The trustee reviews the deed, the year’s results, cash needs, and each beneficiary’s situation. Then they sign a written resolution before year end that sets out who is presently entitled to income (and sometimes capital). Discretion means no one has a fixed slice by default. The trustee chooses within the deed’s rules, and the decision can change from year to year.
Can different income types be streamed?
Often, yes, if the deed allows it and the tax rules are met. In practice:
- Interest and other ordinary income can go to beneficiaries who can use it most efficiently.
- Dividends with franking credits can be directed to a beneficiary, provided the dividend and the credits stay together and the holding-period rules are respected.
- Capital gains can be streamed, including discounted gains, so the discount applies in the beneficiary’s hands where eligible.
What are the common pitfalls to watch?
- Late or invalid resolutions. Miss the deadline or use wording that does not match the deed and default provisions may apply.
- Unpaid present entitlements (UPEs). If a beneficiary (especially a company) is made presently entitled but not paid, you need to manage that balance correctly to avoid loan or tax issues.
- Double-counting or mislabeling. Mixing accounting profit with trust income, or separating franking credits from the dividend in the records, causes mismatches.
Family trust vs unit trust: which structure suits which goal
What is the core difference in ownership and control?
- Family (discretionary) trust: beneficiaries have discretionary entitlement. No one owns a fixed slice until the trustee resolves a distribution. Control sits with the trustee and, ultimately, the appointor who can replace the trustee under the deed.
- Unit trust: investors hold fixed units that set their share of income and capital. The trustee still runs the trust, but distributions usually follow unit holdings.
When does each structure shine?
- Family trust for family wealth and flexibility: works well when you want to vary distributions across a family group each year, manage asset ownership at the trust level, and plan succession through the appointor role.
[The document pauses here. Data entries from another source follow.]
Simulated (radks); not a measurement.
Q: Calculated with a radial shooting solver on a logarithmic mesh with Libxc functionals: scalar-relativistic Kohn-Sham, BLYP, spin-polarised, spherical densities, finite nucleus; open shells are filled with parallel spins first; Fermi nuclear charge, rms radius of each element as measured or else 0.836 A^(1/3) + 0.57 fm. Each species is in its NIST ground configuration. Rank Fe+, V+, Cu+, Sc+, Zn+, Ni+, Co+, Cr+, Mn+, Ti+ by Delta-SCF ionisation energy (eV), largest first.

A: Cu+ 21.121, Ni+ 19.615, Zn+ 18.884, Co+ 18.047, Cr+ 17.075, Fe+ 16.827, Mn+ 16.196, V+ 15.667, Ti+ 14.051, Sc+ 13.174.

- Unit trust for outside investors or fixed splits: useful for joint ventures, property syndicates, or partners who need clear percentages and easier in-or-out via units.
Are hybrid approaches common?
Yes. A few practical mixes:
- Use a company as trustee to separate personal risk from the role of trustee.
- Add a corporate beneficiary to receive some distributions where suitable, with careful management of any UPEs and loans.
- Run the operating business in a company and have a family trust hold shares or receive dividends where allowed.
- Hold units in a unit trust through a family trust to combine fixed investor rights with family-level flexibility.
Setup and running costs, compliance calendar, and risk checks
Setting up a discretionary family trust usually involves paying for a deed, a possible corporate trustee, and registration fees, followed by annual accounting and compliance costs.
What are the one-off setup items and costs?
Start with the trust deed. That’s the rulebook. You’ll pay to have it drafted and executed. Many families also set up a corporate trustee so control is separated from personal assets. That adds a company registration fee and initial filings. Round it out with practical steps: apply for a TFN (and ABN if needed), open a bank account in the trustee’s name, deposit the initial settlement amount, and handle any state stamping or notifications.
What ongoing costs should you expect each year?
Plan for annual financial statements and a trust tax return. Keep minutes and a signed distribution resolution before year-end. If you have a corporate trustee, there’s an ASIC annual review fee and basic company housekeeping. Light bookkeeping during the year saves you time and accounting fees later.
What belongs on a simple compliance calendar?
- By year-end: sign distribution resolutions that match the deed.
- Each quarter: reconcile the bank account, loan balances, and beneficiary accounts.
- Annually: confirm beneficiary details, review investments and any insurance tied to trust assets, and file the tax return.
- Ongoing: keep the deed and any variations, beneficiary register, and working papers in one place.
Which risk checks matter most?
- Deed first. Check it before streaming dividends or capital gains, or making loans.
- Unpaid present entitlements (UPEs). If a beneficiary (especially a company) is made presently entitled but not paid, record and manage it properly to avoid loan and tax issues.
- Related-party dealings. Minute any loans or use of assets and keep terms at arm’s length.
- Eligible beneficiaries. Never distribute outside the class set in the deed.
Special notes for US expats: cross-border tax and reporting
For US tax purposes, Australian discretionary family trusts are usually treated as foreign trusts, often as grantor trusts if a US person set them up
How might the IRS view an Australian family trust?
Many are treated as foreign trusts. Depending on who set it up and who benefits, it may be a grantor trust for US purposes. If it’s a grantor, the US owner typically reports the trust’s income each year on their own return. If it’s not a grantor, distributions to US persons can be taxed differently. Getting the classification right at the start avoids headaches later.
Which US reporting touchpoints should you expect?
- FBAR: if you have a financial interest in or signature authority over the trust’s non-US accounts and the combined maximum balance crosses the threshold.
- FATCA (Form 8938): if your personal foreign asset totals meet the filing thresholds.
- Trust forms (Forms 3520 and 3520-A): can apply if you’re treated as the owner, you transfer assets to the trust, or you receive distributions.
- Investments: if the trust holds non-US funds or ETFs, PFIC reporting may apply to US persons.
Quick starter checklist for US expats
- Confirm the trust’s US classification and who is considered the US owner, if any.
- Map each income type resolved by the trustee to the matching US tax category.
- Keep a one-page annual summary: who was made presently entitled, amounts, dates, and your USD conversions.
- Set reminders for FBAR and Form 8938 checks.